A new report by NASW’s Center for Workforce Studies outlines the need for social workers to help lead the charge to reform the U.S. criminal justice system.
Criminal Justice Social Work in the United States: Adapting to New Challenges (PDF) identifies how the U.S. criminal justice system currently operates and how it may benefit by examining Scotland’s new criminal justice model.
“The term ‘criminal justice social worker’ is not widely used by most social workers in the U.S.,” said Melvin Wilson, manager of workforce, development and training at NASW. “The report was drafted in part to show how, in Scotland, the role of criminal justice social work is well defined and fully accepted as a major function in their criminal justice system.”
To some degree, the approach to criminal justice social work in the U.S. is fragmented. For example, it lacks national standards and policies/procedures that are essential for ensuring that providers apply evidence-based interventions, and nationally accepted service delivery models, Wilson explained. Criminal justice social work — or CJSW — involves frontline staff and administrators in criminal justice settings, which include a broad spectrum of public and private agencies, according to the report.
Wilson said Scotland decided several years ago to infuse CSJW into its overall criminal justice operation. “This was done to help reduce the country’s high recidivism rate,” he said.
In Scotland, CJSW is considered a valuable resource due in part to its highly structured policies and procedures that are integrated throughout the system.
While CJSW in Scotland is an independent entity, it works in close coordination with the country’s court and prison systems to ensure that social work services are provided at all levels.
There, social workers have a say with the highest level of decision-makers; members of Scotland’s Association of Directors of Social Work serve on the National Advisory Board of the country’s criminal justice system.
CJSW in Scotland aims to reduce overlapping or duplicative responsibilities among agencies along the criminal justice continuum, according to the report.
The Workforce Studies report states that there are some similarities in the evolution of the two countries’ need to modify their approach to addressing burgeoning prison populations. One of the similarities was the recognition that there is an increased need for highly trained social services professionals to work with offenders while they are in prison and in community-based programs that serve offenders when they return to their communities.
The differences between the two countries include the fact that in Scotland, CJSW has equal standing with other professionals in drafting policy, conducting management responsibilities and having a say in the judicial process. CJSW in Scotland is a government-sponsored component of the national criminal justice system and members serve as key decision-makers.
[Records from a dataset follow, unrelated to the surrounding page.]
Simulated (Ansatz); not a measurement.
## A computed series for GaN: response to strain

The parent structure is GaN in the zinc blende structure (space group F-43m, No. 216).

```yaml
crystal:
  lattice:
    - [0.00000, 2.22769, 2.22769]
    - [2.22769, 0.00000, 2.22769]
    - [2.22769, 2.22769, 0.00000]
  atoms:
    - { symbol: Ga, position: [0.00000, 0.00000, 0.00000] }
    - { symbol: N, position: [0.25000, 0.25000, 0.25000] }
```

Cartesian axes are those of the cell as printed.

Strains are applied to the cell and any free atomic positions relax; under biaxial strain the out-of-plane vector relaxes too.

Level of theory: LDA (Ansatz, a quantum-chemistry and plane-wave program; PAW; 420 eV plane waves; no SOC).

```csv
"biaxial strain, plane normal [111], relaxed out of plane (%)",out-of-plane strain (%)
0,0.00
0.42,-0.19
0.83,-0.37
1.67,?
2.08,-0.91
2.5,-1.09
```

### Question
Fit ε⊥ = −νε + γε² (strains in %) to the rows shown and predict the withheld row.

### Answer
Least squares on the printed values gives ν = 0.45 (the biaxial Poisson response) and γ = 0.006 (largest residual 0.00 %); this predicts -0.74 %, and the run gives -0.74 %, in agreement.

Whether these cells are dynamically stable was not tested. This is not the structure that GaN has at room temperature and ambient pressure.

“This report is not to say what is right and what is wrong,” Wilson said. “It is done to show that we need social work to step out into the leadership role.”
The report points out that the U.S. could benefit from the Scottish CJSW’s strong emphasis on implementing and institutionalizing national standards.
“The absence of such a national consensus on service delivery standards in the U.S. leads to a hodgepodge of approaches to providing core psychosocial services for a population that has multiple needs,” the report states.
“There is a consensus to move toward nationwide standards in criminal justice and we want to show how social workers can be a part of the change in the broad criminal justice system,” Wilson said. “It’s important that social work be at the table of discussion on criminal justice reform. We want our voices heard.”
Wilson said the document is timely since federal lawmakers have heeded the call to re-examine the entire U.S. criminal justice system. At press time, the 111th Congress continued to examine the National Criminal Justice Commission Act (HR 5143, S714). It calls for the creation of a bipartisan commission to review the nation’s criminal justice system.
In addition, NASW has encouraged passage of the Criminal Justice Reinvestment Act (HR 4080, S 2772). This proposal, which was still in committee at press time, authorizes the attorney general to offer grants to states, local and territorial governments or Indian tribes to analyze and improve the cost-effectiveness of spending on prisons, jails and community corrections.
NASW also backed the Second Chance Act, which was passed into law in 2008. It supplies funding for state and local prisoner re-entry demonstration projects.
“We want social work to be properly positioned as the criminal justice system in the U.S. is evolving,” Wilson said.